A return to pricing fundamentals
By James Massina
Overseas markets have been erratic over the past couple of weeks, to say the least. With most markets predominantly being driven by China recently, with their New Year holiday taking place, US futures have turned to fundamentals for price action. Reports of drier weather through parts of the US provided a bid taking the Chicago May contract to a high which was then swiftly offset by lower than expected export sales. The corn and soybean export sales numbers also came in below expectations however the numbers were still well above what is needed to reach the USDA’s SnD number.
From a local perspective, it feels as though delivered markets for both wheat and barley are setting up for some weakness as a number of ports through New South Wales and Victoria are beginning to struggle under the weight of grain coming at them. Add to this, many growers through these same regions have grain they want to move in the very near term, and bids are feeling a little weak. It’s a unique dynamic in many instances where there is grain in storage that was only meant to be short term, the risk of mice in some parts, sellers looking at execution programs potentially overlapping with sowing, ports blocking out and road freight capacity super tight.
Whilst wheat and barley markets have generally been trending sideways over the last couple of weeks, the canola market on the east coast is proving a lot more interesting. After a strong rally in flat price post-harvest, basis has come under enormous pressure recently as overseas markets continue to rally on insatiable demand from China whilst locally, bids have been weakening as demand is hard to find. The vast majority of the canola was sold by the end of January but those still holding stocks are likely lamenting a lost opportunity. New crop canola interest is starting to gain momentum as track values hover around $600/mt.
As is often the case, the sorghum market seems to defy logic. With production numbers ranging anywhere from 1Mmt to 1.8Mmt, an export number just as wide and a grower engaging largely only when the header is in the paddock, its somewhat understandable that sorghum is trading a premium to wheat onto the Downs.

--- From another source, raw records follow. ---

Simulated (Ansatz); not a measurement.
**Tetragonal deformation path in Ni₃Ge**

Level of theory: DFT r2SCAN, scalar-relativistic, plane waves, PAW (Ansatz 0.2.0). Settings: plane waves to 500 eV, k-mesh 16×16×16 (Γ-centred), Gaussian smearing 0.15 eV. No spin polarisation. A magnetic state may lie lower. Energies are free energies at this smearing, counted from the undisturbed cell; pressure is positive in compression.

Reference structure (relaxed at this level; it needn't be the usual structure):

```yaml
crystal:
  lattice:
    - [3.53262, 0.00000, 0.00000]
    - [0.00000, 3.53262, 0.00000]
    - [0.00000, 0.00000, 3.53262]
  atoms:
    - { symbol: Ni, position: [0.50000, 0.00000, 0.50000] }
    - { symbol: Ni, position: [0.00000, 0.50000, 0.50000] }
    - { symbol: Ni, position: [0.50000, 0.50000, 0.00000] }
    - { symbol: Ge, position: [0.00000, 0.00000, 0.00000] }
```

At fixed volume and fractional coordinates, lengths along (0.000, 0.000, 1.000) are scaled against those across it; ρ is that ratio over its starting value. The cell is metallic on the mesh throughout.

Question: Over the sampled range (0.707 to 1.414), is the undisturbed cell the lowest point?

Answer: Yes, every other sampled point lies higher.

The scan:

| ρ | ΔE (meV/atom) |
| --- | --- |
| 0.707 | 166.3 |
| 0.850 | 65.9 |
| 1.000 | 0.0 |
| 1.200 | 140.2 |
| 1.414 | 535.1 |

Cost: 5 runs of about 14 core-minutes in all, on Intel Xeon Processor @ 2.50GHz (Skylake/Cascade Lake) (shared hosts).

The next few months are certainly going to be very interesting both from an old crop perspective as well as new crop. There is a huge amount of grain that needs to be sold and moved ahead of the northern hemisphere harvest which is already proving to be a difficult task. And with soil moisture through a large part of the cropping belt as good or better than it has been at this time of year since 2011, confidence will be high for new crop plantings giving holders of old crop the impetus to more actively engage in the market. The most recent outlook from the BOM is pointing towards a wetter than average March and April which should further bolster planting intentions for the 21/22 season.